It is not contended, that the records introduced are not the records of the original proprietors, and that the proceedings were not legal and regular, up to Aug. 3, 1807. But it is urged that all subsequent meetings were illegal, because they were not held in pursuance of an application of one sixteenth part of the owners, to the clerk. The case of Evans & al. v. Osgood Sf al. 18 Maine R. 213, relied upon by the defendant, is not in point. In that case the call of the meeting was intended to be according to a method agreed upon by the proprietors, but proved to be defective, and was not according to the mode provided by the statute. By the statutes of 1712, 1735 and 1753, meetings of proprietors of common lands could be called by an application by five or a major part of the proprietors, to a justice of the peace, who could issue his warrant, &c., and they were authorized at a meeting so called, “ to agree upon and appoint, any other way or method of calling and summoning meetings for the future, that shall be most suitable and convenient for the proprietorsand similar provisions are incorporated into the statutes of 1784, and of 1821, c. 43, § 1; and Rev. Stat. of 1841, c. 85, § 1, and 6.
The language of the resolve of 1779, and of the subsequent statutes touching the mode of calling meetings of proprietors of common lands, &c., do not restrict them to the use of the method alone, which they may agree upon and adopt; but on the other hand, the terms used in the provision for calling meetings by application to justices of the peace, are so comprehensive as to embrace cases, when the owners have agreed upon another method; the mode by application to the clerk, could not always be carried into effect, as in the case of his death ; and if the construction contended for, by the defendant should prevail, in such an event, the statute has provided no means by which a meeting could be called. It was evidently intended, that the general provision would not cease to be applicable, when another method had been agreed upon»
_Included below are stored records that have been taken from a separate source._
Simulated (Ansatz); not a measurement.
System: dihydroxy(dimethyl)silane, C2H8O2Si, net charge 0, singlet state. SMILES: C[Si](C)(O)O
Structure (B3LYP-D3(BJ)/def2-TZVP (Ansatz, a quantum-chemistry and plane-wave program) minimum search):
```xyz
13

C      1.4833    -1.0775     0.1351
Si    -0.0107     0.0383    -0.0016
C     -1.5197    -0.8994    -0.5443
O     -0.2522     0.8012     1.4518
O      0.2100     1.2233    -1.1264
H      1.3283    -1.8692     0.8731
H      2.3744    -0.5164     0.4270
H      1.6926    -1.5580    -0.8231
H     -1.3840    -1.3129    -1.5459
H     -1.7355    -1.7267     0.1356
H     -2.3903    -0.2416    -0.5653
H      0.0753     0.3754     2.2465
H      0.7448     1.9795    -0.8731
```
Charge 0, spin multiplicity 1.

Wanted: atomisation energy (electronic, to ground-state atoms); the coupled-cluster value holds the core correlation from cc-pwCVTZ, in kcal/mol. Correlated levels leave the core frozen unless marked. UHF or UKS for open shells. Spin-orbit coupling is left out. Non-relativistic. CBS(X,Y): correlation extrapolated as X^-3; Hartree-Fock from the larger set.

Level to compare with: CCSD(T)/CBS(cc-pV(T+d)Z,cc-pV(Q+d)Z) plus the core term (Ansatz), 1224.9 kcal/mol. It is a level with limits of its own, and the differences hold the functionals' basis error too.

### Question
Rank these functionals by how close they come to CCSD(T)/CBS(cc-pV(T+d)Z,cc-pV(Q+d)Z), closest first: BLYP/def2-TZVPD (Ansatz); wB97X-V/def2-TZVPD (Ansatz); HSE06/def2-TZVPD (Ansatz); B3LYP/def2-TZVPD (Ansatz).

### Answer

*552The objection to the legality of the proceedings of the proprietors because the evidence, that the persons who made application for the meetings, was insufficient to show them owners, cannot prevail. It is certified in the records, that the “ proprietors met,” under such application, and votes passed ; the application signed by those, styling themselves proprietors, is a part of the record. No objection on this ground was made by any one at the meeting, and no attempt to repudiate or annul the ■ doings for this reason. By records, they have adopted the facts stated in the application, and it becomes a truth, which they cannot controvert.
Again it is submitted by the defendant, that the return of the notice given for the meeting at which the sale to the plain- . tiff made by the committee was accepted, is too defective to give validity to the proceedings of the proprietors. In the case of Thayer v. Stearns & al. 1 Pick. 109, where the defect was greater than in the return, which we are considering, the Court say, “ when it appears of record, that the meeting has been regularly called ; and the meeting has been held, and the officers chosen at such meeting without any objection on account of a deficiency of warning, we think that any anterior irregularity, provable only by parol, cannot vitiate the choice.” In the case from the 12th of Pickering, 206, cited for the defendant, if is said, in the opinion of the Court, “ the case of Thayer v. Stearns & al. is clearly distinguishable from this” “ and it is to be recollected that the return now under consideration is much more defective than that.” In both of the above named cases, the question arose in actions brought to recover back money, which it was insisted had been illegally obtained as taxes of the plaintiffs. In the case at bar, the person who gave the notice, certifies that he posted and published the notices, and the place, and newspapers in which it was done, as the law directs, are named ; and there is no evidence tending to show that the warning was not in strict accordance with law. By the records, it appears, that the proprietors met at the day appointed, and under the same warrant and notice, many adjourned meetings were held, and there was no dissolution till *553Jane, 1834. The proprietors, who must have known, if there was in fact any want of legal notice, made no objection to the alleged defect, but proceeded wit!) their business, sold and alienated valuable portions of their property upon full consideration paid, and caused their corporate acts to be entered upon their records. Neither the proprietary nor any of its members have interposed any objection to the legality of the warning or the validity of the proceedings, but on the other hand, ata meeting held under a warrant, to the notice given under which, there is no objection, all doings at previous meetings were ratified and confirmed.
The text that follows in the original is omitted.